CompactSegments errors after upgrade to 24.0
Reported in Slack here: https://apachedruidworkspace.slack.com/archives/C0309C9L90D/p1663633728125109. Logs reproduced below.
I think what is happening here is that the changes in #12404 make the task type from the Overlord tasks API return null until the metadata store update finishes in the background. (See SQLMetadataStorageActionHandler#populateTaskTypeAndGroupId.) It happens automatically when the Overlord starts up and logs messages like:
Populate fields task and group_id of task entry table [%s] from payload
And:
Task migration for table [druid_tasks] successful
During this time, the Coordinator is unable to properly filter out non-compaction tasks from the task list. It tries to deserialize non-compaction tasks as ClientTaskQuery, which it can't do. (That class only supports a subset of task types.)

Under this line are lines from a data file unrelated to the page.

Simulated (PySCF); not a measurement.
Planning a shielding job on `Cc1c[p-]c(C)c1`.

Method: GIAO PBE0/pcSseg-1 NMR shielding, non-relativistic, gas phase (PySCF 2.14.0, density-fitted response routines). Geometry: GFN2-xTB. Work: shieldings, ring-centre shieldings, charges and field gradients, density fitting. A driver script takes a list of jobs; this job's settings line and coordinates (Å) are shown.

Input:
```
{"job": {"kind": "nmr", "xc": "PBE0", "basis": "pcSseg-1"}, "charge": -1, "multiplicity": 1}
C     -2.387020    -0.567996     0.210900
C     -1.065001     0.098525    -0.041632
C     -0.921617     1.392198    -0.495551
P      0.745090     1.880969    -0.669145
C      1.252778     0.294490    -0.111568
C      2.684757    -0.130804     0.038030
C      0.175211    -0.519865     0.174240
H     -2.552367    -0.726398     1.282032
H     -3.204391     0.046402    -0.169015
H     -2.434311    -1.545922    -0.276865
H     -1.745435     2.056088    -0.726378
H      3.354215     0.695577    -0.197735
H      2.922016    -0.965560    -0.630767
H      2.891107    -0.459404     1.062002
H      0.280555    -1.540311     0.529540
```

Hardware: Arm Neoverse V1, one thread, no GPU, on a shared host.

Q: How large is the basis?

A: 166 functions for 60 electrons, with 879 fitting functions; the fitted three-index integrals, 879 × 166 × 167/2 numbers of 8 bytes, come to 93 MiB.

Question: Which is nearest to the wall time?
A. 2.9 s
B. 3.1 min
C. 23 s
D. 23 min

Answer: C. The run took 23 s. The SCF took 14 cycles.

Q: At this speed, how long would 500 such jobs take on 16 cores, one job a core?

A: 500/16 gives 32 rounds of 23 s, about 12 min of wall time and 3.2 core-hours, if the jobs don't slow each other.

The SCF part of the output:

I believe this situation would resolve on its own once the metadata store update is complete.
Logs:
2022-09-19T23:08:35,342 ERROR [Coordinator-Exec--0] org.apache.druid.server.coordinator.DruidCoordinator - Caught exception, ignoring so that schedule keeps going.: {class=org.apache.druid.server.coordinator.DruidCoordinator, exceptionType=class java.lang.RuntimeException, exceptionMessage=com.fasterxml.jackson.databind.exc.InvalidTypeIdException: Please make sure to load all the necessary extensions and jars with type 'index_kafka' on 'druid/coordinator' service. Could not resolve type id 'index_kafka' as a subtype of `org.apache.druid.client.indexing.ClientTaskQuery` known type ids = [compact, kill] (for POJO property 'payload')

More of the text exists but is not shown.